I need to obtain the loss of individual points, but I would prefer to do so in batches of size greater than 1. I have attempted to do so using
loss = torch.nn.functional.nll_loss(output, label, reduction='none')
but I suspect this to be incorrect. Although I do get a feasible loss for each point, the process in which these losses are used is performing significantly worse than I’d expect, and I believe this to be due to this step being performed incorrectly.
Could you describe why using
reduction='none' is wrong? It will return the loss for each sample of the batch without taking the default
It may well be correct, I’m just trying to locate the point of failure in my system, and I thought I may have been using the incorrect method, but if
reduction='none' truly results in per-element losses, then the failure must be elsewhere.

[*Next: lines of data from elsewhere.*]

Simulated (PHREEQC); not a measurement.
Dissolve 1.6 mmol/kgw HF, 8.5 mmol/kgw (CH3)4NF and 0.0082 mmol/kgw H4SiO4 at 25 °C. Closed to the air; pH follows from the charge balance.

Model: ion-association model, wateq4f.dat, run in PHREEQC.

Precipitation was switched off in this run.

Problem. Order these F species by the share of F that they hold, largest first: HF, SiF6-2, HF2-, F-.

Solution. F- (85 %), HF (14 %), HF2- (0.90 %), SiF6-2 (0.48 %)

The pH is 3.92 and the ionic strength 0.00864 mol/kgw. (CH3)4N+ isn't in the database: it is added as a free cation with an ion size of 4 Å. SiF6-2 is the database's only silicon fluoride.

You can verify it quickly by comparing the raw loss (with a
mean reduction) against the already averaged loss as seen here:
batch_size = 64
nb_classes = 10
output = torch.randn(batch_size, nb_classes, requires_grad=True)
output = output.log_softmax(dim=1)
label = torch.randint(0, nb_classes, (batch_size,))
loss_raw = torch.nn.functional.nll_loss(output, label, reduction='none')
loss = torch.nn.functional.nll_loss(output, label)
# tensor(2.6052, grad_fn=<MeanBackward0>)
# #tensor(2.6052, grad_fn=<NllLossBackward0>)
and it should return the same value.